For more than a week, Civil Air Patrol volunteers flew repeated sorties over fields and forests on the Eastern Shore, where a student pilot disappeared. They searched the beaches and sent divers into the Chesapeake Bay but still came up blank.
And as they suspended their air search last Monday, the mystery deepened. How could an airplane 23 feet long with a wingspan of 25 feet just disappear? Without a trace? On the Eastern Shore?
It is not as surprising as it might appear, say CAP officers who are veterans of dozens of searches for downed private planes.

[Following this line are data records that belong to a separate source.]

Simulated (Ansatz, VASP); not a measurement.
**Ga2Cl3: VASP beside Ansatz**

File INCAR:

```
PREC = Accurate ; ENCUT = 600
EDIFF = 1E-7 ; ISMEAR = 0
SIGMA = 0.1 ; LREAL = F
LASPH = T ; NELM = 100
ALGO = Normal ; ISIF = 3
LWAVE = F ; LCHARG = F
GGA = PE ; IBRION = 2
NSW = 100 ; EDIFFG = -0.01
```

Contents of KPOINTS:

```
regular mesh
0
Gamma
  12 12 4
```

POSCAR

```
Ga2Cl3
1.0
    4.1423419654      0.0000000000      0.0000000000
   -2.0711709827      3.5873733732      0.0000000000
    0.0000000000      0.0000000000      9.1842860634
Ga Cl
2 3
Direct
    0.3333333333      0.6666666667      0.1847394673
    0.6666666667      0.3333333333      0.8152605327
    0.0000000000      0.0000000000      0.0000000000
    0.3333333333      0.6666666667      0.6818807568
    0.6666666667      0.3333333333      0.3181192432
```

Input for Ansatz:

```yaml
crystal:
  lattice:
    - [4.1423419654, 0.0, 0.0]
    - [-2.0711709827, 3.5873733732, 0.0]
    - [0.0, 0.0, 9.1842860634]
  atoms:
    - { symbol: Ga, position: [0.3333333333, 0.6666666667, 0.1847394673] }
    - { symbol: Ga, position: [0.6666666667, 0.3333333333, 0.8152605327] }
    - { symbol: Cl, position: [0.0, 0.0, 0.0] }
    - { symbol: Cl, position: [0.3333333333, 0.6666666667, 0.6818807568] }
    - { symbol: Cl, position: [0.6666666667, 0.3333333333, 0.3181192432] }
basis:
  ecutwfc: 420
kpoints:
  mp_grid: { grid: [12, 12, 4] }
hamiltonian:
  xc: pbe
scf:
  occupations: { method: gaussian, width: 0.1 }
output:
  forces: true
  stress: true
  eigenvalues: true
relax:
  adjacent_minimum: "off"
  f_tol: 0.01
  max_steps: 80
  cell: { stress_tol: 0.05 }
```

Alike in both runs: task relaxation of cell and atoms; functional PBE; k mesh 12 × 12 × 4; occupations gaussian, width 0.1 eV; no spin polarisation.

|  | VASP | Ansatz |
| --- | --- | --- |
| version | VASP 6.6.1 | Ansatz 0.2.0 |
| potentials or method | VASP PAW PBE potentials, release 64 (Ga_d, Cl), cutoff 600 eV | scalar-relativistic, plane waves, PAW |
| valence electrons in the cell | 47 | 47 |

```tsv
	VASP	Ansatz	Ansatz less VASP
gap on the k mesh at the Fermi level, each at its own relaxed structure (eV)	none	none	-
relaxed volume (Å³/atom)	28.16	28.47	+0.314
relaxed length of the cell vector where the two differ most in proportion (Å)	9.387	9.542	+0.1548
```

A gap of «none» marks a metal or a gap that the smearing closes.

If the 1973 Piper Cherokee rented by Rosa Maria Tames Gonzalez of Annapolis went down in the bay, "it would be like trying to hunt treasure ships in the ocean," said Lt. Col. Marvin Storey, the CAP officer who headed the search.
And if the aircraft went down in a forested area, "those trees
could bend when the plane went in and close right back up and you'd never see it," he added.
He and Lt. Webster Alexander, a CAP spokesman, cited the search in May 1990 for a Cessna 210 carrying six Northern Virginia men that crashed in the dense hardwood forests of Spotsylvania County, Va. A crew on the ground, aided by projections of officials who reviewed the plane's radar path, found the crash site eight days later, after the air search was abandoned.
In that case, the aircraft apparently hit the ground at a steep angle, caused little damage to the trees and did not catch fire. It was all but invisible from the air.
Of the 2,000 general aviation accidents that occur in a year, perhaps 1 percent or 2 percent of the planes are not found within a day, said Brent Bahler, spokesman for the National Transportation Safety Board. "It depends on a lot of factors, but usually, you get that in the late spring or summer and early fall when leaves are still on the trees."
Ms. Tames Gonzalez, a native of Spain who used the name Maria Tames, had lived in Annapolis for several years, according to her flight instructors. A NTSB preliminary report on her disappearance shows that she had logged about 60 hours of flying time, 10 of them solo. She had a student pilot's certificate and was working toward a private pilot's license.
She left Lee Airport in Edgewater about 1 p.m. Oct. 4, flew to Bay Bridge Airport on Kent Island, then to Summit Airport north of Dover, Del. Her plans were to fly from Summit to Easton, then back to Lee on her second cross-country jaunt.
She was last heard from at 2:18 p.m. that day. She spoke to air traffic controllers in Dover as she flew over an area seven miles north of Millington, Md., about where the Sassafras River meets U.S. 301 near the Delaware line.
The plane was equipped with an Emergency Locating Transmitter, which is to broadcast a steady signal in the event of a crash. That signal was never picked up. The transmitters won't work, however, if they are under water, or if they have been damaged in a crash.
"It's not like the black boxes on commercial airliners," Lieutenant Alexander said. "It's just a transmitter in a plastic box."
The three-person search teams -- one pilot and two spotters in each plane -- flew crisscrossing patterns over the line Ms. Tames Gonzalez would have flown from Delaware to Easton and back to rTC Edgewater, gradually widening it to 10 miles on each side. When that failed, they divided the state into grids stretching from Millington to the Virginia line and from Ocean City to the Western Shore and began carefully searching each grid, first flying back and forth across it from north to south, then east to west.
If they flew over one grid in the morning, they traversed it again in the afternoon when the light was coming from a different angle until they were 95 percent certain they had covered each grid.
The number of search planes involved varied, with as many as 50 searching at a time.
She could have tried to land in a farm field, overshot and gone into nearby woods, suggested Colonel Storey. "But if she did, you'd see pieces of the plane at the edge of the woods. We saw nothing."
If she crashed into the bay, you'd expect to find pieces of the plane that tore off on impact, he said.
"We found cushions floating around, but they were boat cushions. We even founds parts of an airplane on Bloodsworth Island, but that's right across the bay from Patuxent River Naval Air Station and we think they were parts of drones they were using for target practice. But nothing from a Piper Cherokee."
Coast Guard search and rescue teams, working on tips, combed the waters off Thomas Point and Cove Point, but found nothing.
If Ms. Tames Gonzalez's plane went down on land, "she'll be found within the next month when the leaves come off the trees," Colonel Storey predicted.